Well, look who's starting at right tackle these days for the Eagles. It's our old friend, Winston Justice, back from the dead.
After that fateful night two years ago when he made his first NFL start in place of injured left tackle Tra Thomas, way back on the Eagles' depth chart, Justice did in fact fade away. But as injuries hit the Eagles this season, he became a starter. And Sunday, when the two NFC East rivals meet for the first time this season, he'll be back to face some of his worst demons in the form of the Giants.
"Winston Justice is a completely different player," said Justin Tuck, who probably will go against him more often than Umenyiora will. "He looks more confident."
One of the reasons is that - unlike in that miserable 2007 game - he's getting help.
"It's not like I'm going to get one-on-one blocks," Tuck said. "They're not putting him on an island like they did in that game against Osi. Why would they do that against, at the time, probably the best pass- rushing defensive end in the league? I don't know. But they're not putting him on an island and he's a better player, obviously more experienced."
The Eagles had better hope he is if they want to continue protecting McNabb the way they did last year. In 2008, against a Giants team that prided itself on pressuring the quarterback - in fact, using it as a pillar of its defensive philosophy - the Eagles kept McNabb completely clean in three games.
Almost 86 minutes of ball possession, 106 pass attempts - and zero sacks. It was a key to their two victories at Giants Stadium down the stretch of last season, including a playoff win.

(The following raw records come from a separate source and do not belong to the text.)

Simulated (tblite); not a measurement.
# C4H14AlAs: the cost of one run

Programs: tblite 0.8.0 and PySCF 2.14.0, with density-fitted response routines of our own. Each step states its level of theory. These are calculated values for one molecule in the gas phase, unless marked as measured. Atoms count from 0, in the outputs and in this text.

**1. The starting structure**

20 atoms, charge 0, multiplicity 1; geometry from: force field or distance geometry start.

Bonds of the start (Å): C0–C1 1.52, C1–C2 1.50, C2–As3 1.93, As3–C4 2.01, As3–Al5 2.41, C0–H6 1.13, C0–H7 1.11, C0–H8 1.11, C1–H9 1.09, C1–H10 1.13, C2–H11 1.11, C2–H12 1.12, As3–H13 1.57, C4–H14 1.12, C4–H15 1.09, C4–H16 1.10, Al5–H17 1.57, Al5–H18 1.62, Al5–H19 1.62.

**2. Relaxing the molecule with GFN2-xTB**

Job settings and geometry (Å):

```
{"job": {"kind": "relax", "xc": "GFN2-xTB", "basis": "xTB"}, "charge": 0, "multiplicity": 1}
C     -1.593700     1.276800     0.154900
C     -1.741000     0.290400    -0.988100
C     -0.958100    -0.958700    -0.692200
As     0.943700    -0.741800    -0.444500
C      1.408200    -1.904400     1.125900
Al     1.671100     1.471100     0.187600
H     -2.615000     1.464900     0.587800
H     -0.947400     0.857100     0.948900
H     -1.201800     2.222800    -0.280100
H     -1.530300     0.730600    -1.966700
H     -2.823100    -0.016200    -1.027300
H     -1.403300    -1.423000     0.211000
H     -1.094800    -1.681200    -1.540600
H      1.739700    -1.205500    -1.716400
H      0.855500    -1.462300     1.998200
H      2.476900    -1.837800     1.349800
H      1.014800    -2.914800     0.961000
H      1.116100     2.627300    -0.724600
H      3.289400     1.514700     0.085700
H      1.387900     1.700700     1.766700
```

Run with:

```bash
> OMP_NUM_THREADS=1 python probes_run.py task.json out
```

This year McNabb has been sacked 12 times. But he also has been in a bit of a throwing slump lately, and if the Giants can get any kind of pressure on him, it could keep him off-balance.
"Rushing throws," he told reporters this past week in analyzing what he's done wrong in the last few games, a win over the Redskins and an awful loss to the Raiders. "Trying to rush them, trying to get the ball out quick to give [the receiver] an opportunity to get up the field, make the guy miss, or whatever it might be, instead of just giving it to them."
McNabb also pointed to poor footwork on some plays and said there are other times he has aimed the football. On Monday night he missed about six open receivers with errant passes that often bounced at their feet. No matter the cause, pressure from the Giants surely won't help it. And for that, they'll have to rely on Justice.
"He's always been a great player," Giants receiver Steve Smith said of his teammate at Southern Cal. "Everybody has tough games. I'm just glad to see him bounce back."
Justice said he's not looking to whitewash history in this game.
"If I go against Osi, I'm not looking at it as redemption or anything," Justice told reporters. "I'm looking at it as getting the job done and . . . I'm not looking at it as payback, because it's not. It's just me taking care of business."
Still, if Tuck and Umenyiora and Mathias Kiwanuka start flying past him the way they did in that game two years ago, it will be hard for him not to think about the past.
The Giants don't expect him to crumble the way he did last time, but they know the experience still is somewhere in his psyche, just waiting to be lured out of hiding.
"I don't know Winston that well. I don't know how he responds to adversity," Tuck said. "But hopefully that will be a test that he has to overcome."